*The (Mostly) True Story of the First Computer
Reviewed June 16, 2015.
Pantheon Books, New York, 2015. 319 pages.
Starred Review
2015 Sonderbooks Stand-out: #5 Fiction
I don’t think I’ve ever seen a book quite like this. It’s based on a web comic. The comic is based on two actual historical geniuses, Charles Babbage and Ada Lovelace. But Sidney Padua invents the existence of pocket universes, where Charles Babbage actually builds his Analytical Engine (In real life, he never built it, always coming up with a better idea before bringing an earlier idea to completion.), and Ada Lovelace actually lived long enough to help him program it.
This book describes their adventures in the pocket universes. Now, in our universe, computers actually got built in the age of electricity, using vacuum tubes and electric current. Babbage designed his Difference Engine and Analytical Engine to run on steam, so that’s what’s drawn here – a grand Difference Engine with cogs and gears and powered by steam.
Other historical figures of the period run through these pages, and some of the most fun to be found here are in the extensive footnotes, endnotes, and appendices. While reading about what never happened, you’ll learn all sorts of facts about what did actually happen. You’ll come to know Lovelace and Babbage, seeing them in action, using words they actually wrote in their real-life lifetimes.
Here’s how Sidney Padua describes beginning to write this comic:
It was in a pub somewhere in London in the spring of 2009 that I undertook to draw a very short comic for the web, to illustrate the very brief life of Ada Lovelace. This was suggested to me by my friend Suw, also in the pub, who was (and still is) the impresario of an annual women-in-technology virtual festival she had named after Lovelace, a historical figure of whom I think I was hazily aware.

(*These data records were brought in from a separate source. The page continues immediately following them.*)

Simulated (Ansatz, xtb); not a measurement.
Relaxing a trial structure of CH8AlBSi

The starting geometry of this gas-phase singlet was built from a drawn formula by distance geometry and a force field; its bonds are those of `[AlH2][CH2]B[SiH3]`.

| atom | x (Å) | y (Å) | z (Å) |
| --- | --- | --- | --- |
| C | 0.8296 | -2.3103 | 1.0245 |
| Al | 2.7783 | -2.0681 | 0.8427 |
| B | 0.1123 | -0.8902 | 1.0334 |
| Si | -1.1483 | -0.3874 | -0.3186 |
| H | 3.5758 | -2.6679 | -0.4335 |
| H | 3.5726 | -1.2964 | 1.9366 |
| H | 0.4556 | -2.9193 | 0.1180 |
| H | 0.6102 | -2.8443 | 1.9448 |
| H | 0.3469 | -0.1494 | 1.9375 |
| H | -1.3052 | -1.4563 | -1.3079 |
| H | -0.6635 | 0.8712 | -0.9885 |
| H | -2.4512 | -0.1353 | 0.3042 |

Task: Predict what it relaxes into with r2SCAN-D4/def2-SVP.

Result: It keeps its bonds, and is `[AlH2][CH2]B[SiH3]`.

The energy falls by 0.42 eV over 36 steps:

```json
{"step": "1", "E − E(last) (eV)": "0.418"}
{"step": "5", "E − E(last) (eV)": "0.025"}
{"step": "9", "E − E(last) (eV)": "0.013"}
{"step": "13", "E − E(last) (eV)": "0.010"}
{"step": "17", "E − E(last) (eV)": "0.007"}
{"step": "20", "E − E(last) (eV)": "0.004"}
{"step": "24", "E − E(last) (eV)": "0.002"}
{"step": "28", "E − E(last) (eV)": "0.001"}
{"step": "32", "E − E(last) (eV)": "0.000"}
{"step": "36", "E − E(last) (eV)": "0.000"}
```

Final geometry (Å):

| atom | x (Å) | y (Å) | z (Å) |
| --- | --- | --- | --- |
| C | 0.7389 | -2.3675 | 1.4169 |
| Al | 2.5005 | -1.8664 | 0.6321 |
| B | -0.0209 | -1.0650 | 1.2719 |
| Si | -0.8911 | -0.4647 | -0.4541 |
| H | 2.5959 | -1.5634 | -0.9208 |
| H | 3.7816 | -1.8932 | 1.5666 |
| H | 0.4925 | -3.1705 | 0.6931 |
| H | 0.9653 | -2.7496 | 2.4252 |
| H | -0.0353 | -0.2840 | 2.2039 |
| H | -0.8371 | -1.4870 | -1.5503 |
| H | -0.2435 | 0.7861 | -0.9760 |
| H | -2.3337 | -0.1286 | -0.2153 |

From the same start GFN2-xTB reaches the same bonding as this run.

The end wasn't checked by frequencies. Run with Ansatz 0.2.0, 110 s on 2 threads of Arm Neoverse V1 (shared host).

As anybody else would do, I looked up “Ada Lovelace” on Wikipedia. There I found the strange tale of how, in the 1830s, an eccentric genius called Charles Babbage only just failed to invent the computer, and how the daughter of Lord Byron wrote imaginary programs for his imaginary computer. It was such an extraordinary story, so full of weird personalities and poetic flourishes that it hardly seemed true; but at the end of it the facts thudded back to dull reality. Lovelace died young. Babbage died a miserable old man. There never was a gigantic steam-powered computer. This seemed an awfully grim ending for my little comic. And so I threw in a couple of drawings at the end, imagining for them another, better, more thrilling comic-book universe to live on in.
She goes on to say, “Almost everybody had failed to realize that my alternate-universe ending was a joke.” And so she began writing these comics.
The result is quirky, full of facts, and a whole lot of fun. I also love the Victorian, over-the-top style used, especially for title pages and diagrams.
And, yes, I will be watching the webpage for more adventures.
And, okay, I'll admit it. I brought this book to a Book Dating event. It's like Speed Dating -- only everyone brings a book, and you have something to talk about. I thought this book was a nice blend of fiction and nonfiction -- and that anyone who thinks it's cool will be someone I will be able to easily talk with. This turned out to be true.